Basic Idea
Our idea was to do denoising using non-parallel noisy and clean audio files meaning we dont have the clean files corresponding to every noisy file. First thing that came to our mind was a cycle GAN but on further thought we realised that this doesn't make sense as the clean output cannot be converted to its noisy realisation as the noise is random and can be anything. We had some thoughts on how to overcome this (maybe by giving an encoding of the noisy input) but we didnt spend much time on it. Still I do believe this model can be used for non-parallel voice conversion.
Just like every other Cycle GAN we have two generators, one to map from domain A to B and another B to A. Similarly we have two discriminators each for domain A and domain B. The model is trained via three losses - adversarial, identity and cycle loss.
Modifications to the Vanilla Cycle GAN:
Generator:
- A 1D CNN is more suitable to capture the overall relationship while a 2D CNN is better suited for converting features while preserving the original structures. Hence to make use of both these properties, the generator consists of a 2D CNN, followed by a 1D CNN and then a 2D CNN again.

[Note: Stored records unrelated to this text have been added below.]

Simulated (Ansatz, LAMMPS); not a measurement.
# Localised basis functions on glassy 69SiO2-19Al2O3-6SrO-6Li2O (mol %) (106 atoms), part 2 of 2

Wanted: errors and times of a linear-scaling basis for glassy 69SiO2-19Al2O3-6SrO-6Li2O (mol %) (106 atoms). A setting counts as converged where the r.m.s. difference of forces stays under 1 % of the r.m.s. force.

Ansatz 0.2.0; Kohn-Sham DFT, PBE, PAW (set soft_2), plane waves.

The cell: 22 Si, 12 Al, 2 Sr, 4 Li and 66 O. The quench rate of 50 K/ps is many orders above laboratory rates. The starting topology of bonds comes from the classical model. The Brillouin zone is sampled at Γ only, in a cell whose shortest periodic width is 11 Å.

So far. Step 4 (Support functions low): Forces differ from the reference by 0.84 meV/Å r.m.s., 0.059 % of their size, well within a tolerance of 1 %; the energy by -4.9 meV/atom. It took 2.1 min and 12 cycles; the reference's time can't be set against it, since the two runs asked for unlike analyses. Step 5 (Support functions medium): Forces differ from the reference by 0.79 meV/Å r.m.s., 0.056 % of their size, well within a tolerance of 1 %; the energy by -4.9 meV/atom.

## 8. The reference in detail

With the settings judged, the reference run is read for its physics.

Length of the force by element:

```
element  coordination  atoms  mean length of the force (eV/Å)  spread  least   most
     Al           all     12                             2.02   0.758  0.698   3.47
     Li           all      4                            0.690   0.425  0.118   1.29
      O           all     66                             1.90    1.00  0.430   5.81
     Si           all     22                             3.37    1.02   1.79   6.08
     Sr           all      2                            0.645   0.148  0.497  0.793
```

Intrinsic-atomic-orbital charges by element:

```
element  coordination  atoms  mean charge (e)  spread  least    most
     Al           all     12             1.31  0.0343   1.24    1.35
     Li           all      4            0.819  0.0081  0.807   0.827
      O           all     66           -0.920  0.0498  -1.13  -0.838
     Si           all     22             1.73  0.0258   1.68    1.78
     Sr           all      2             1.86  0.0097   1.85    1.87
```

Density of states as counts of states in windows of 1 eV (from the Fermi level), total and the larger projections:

- Audio and speech have sequential and hierarchical structures and hence a Gated CNN is used which comprises two CNNs and their outputs are passed through a GLU operation. This operation helps selectively propagate information to the next layer as shown in the paper link
Discriminator:
- Often in GANs, the discriminator predicts a single value to determine the real/fakeness of the input which often doesn’t work well unless we have a lot of layers. Hence, the modified discriminator outputs a matrix (patch) which determines which parts of the input/output is real/fake hence providing more receptive information. link
Adversarial Loss:
- The adversarial loss is applied twice, once while conversion from A to B individually and another after the conversion back to the starting domain while calculating the cycle loss.